How does one use “fake news” as a well-intentioned faux marketing ploy? Perhaps you need to make it really obvious. Signal in some way that a joke, a payoff is coming. Anything less, and your customers may just shake their heads.
For the New Regency-produced theatrical thriller “A Cure for Wellness," 21st Century Fox create fake news sites as part of its overall digital marketing campaign.
The film is about an executive who is sent to a mysterious Alpine “wellness center,” but soon finds its miraculous treatments aren’t all they’re billed to be -- thus “fake cures.”
But the effort tricked potential viewers -- driven from social media areas, like Twitter, and other digital areas -- to news sites that looked perhaps too good, misleading many.
The fake news sites had names like The Sacramento Dispatch,The Houston Leader, The NY Morning Post and The Salt Lake City Guardian.
The sites had seemingly real potential news with glaring headlines: “Bombshell: Trump and Putin Spotted At Swiss Resort Prior To Election.” Another story talked about Lady Gaga’s Super Bowl halftime show --as a tribute to Muslims. It also include faux weather reports.
"We got it wrong," a Fox spokesperson told Deadline. “The digital campaign was inappropriate on every level, especially given the trust we work to build every day with our consumers.”
Fake news has been a key problem for Twitter, Facebook, and Google -- many digital media companies are looking to get rid of such sites, as users complain about “trust” issues.

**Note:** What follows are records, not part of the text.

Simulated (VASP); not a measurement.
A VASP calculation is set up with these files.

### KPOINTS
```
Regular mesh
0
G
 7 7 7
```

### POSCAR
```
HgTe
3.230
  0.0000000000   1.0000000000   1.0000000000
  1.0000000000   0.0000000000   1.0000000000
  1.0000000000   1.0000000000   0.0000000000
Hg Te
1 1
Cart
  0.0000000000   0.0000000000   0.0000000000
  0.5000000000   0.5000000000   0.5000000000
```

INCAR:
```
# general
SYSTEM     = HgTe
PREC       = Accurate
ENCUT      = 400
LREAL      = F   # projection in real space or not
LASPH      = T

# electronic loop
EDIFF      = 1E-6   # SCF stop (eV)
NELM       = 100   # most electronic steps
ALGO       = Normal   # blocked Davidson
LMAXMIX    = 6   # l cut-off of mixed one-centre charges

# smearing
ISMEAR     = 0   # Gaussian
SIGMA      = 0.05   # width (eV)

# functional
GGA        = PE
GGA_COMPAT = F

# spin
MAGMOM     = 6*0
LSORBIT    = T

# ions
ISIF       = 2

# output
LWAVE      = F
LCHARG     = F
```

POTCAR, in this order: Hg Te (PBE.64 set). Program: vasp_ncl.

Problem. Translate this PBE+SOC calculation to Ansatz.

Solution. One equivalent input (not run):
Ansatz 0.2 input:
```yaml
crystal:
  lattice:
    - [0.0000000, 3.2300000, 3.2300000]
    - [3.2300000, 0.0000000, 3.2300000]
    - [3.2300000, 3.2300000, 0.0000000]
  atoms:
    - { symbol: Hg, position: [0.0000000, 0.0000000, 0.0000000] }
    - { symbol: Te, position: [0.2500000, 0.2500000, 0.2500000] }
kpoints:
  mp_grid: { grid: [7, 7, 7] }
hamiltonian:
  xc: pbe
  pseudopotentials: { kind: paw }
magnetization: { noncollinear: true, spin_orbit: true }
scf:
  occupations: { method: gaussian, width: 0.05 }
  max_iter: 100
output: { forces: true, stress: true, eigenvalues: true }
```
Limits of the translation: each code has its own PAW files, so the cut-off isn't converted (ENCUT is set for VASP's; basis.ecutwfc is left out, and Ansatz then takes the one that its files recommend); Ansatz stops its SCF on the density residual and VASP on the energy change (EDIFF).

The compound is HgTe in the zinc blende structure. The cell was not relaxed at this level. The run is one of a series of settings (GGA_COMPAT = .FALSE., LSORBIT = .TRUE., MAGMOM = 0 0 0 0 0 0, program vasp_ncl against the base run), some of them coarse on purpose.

Now, one might give theatrical marketing people some credit in looking to piggyback on very current news topic -- fake news -- and attempting to use it. But the intent/the joke wasn’t really obvious. And that’s the problem.
Perhaps one needs to think like NBC’s “Saturday Night Live” -- some overt fun at the expense of the brand. Even then, this was promoting a mysterious minded movie; no Tiny Fey film here.
Make any of this sound too real? You’ll run into trouble -- marketing trouble.